Tuesday, July 22, 2014


This pictogram, presented at a municipal building industry conference in Los Angeles this April by DNV-GL, reveals a growing concern about climate change by the insurance and reinsurance industry.

This company, along with the big reinsurance corporations that handle the majority of global risks undertaken by companies, cities and countries, is educating its clients and investors about the increasing vulnerability of physical assets and human welfare to the volatility of climate change events. The largest companies, Munich Re, Swiss Re, Berkshire Hathaway/Gen Re Group, Hannover Re Group, and Lloyd's of London are all addressing this progression in risk exposure in their public and private communications. Munich Re, for example, lays out the possible dynamics of the upcoming El Nino oscillation this year.

The oscillation in and of itself isn't unusual, but the increasing average surface temperature is, which creates more disruptive events in the weather. These factors are becoming more critical in human habitation, and so the entire building and planning industry is affected, requiring more resiliency in architectural design, urban planning and industrial systems. As NOAA has documented, the entire planet is rapidly becoming warmer. This drastically impacts food and water supplies for an overburdened planet.

These damages are becoming a major factor in the costs to provide all products and services, not only reducing profits, but actually creating negative economic growth by mid-century. This is the actual, real damage that will be inflicted on the planet as carbon emissions continue to heat up the planet.This is driven by the atmospheric carbon concentrations which are increasing rapidly now, potentially moving into an irreversible runaway cycle because of the increasing natural methane emissions from a collapsing arctic environment.
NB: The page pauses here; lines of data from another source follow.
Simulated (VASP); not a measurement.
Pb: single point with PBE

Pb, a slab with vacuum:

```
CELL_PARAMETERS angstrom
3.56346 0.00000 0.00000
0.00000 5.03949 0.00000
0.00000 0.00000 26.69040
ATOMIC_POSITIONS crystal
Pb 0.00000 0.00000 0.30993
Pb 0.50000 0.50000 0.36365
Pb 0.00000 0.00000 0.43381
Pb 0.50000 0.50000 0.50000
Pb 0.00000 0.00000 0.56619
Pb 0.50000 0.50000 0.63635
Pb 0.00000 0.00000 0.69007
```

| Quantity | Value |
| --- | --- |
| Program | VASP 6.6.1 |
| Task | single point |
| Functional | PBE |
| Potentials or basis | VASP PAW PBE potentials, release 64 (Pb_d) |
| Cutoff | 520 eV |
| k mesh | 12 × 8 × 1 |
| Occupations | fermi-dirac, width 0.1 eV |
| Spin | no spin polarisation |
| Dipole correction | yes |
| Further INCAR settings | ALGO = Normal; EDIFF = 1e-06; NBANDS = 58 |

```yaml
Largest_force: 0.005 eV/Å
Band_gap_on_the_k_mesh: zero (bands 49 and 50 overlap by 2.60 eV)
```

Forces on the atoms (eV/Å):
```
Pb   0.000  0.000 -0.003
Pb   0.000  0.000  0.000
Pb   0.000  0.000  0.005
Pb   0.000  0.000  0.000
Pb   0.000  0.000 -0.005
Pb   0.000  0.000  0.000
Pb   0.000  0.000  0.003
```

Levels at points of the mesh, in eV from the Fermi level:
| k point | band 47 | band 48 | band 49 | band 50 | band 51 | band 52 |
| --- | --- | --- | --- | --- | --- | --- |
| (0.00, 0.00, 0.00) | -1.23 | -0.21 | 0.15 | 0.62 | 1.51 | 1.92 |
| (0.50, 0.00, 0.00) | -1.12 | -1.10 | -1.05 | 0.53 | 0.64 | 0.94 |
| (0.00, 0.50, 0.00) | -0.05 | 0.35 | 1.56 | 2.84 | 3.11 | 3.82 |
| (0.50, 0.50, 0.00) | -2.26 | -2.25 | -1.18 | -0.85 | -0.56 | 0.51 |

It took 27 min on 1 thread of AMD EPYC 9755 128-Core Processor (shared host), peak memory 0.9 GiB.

This issue is more comprehensively covered in Mark Schapiro's LAT Op-Ed piece, "The Carbon Taxes We're Already Paying", and reviews the risks and damages that have been accumulating over the last decade or more because of externalized costs being borne by the public. He points to the $2.5 trillion annual environmental costs which are not accounted for in corporate profit and loss statements.

We're facing an unprecedented problem that the world must decisively deal with very soon, and fortunately other global players besides the oil hegemony are now coming into the mix. The twentieth century should not be allowed to make a wasteland out of the 21st.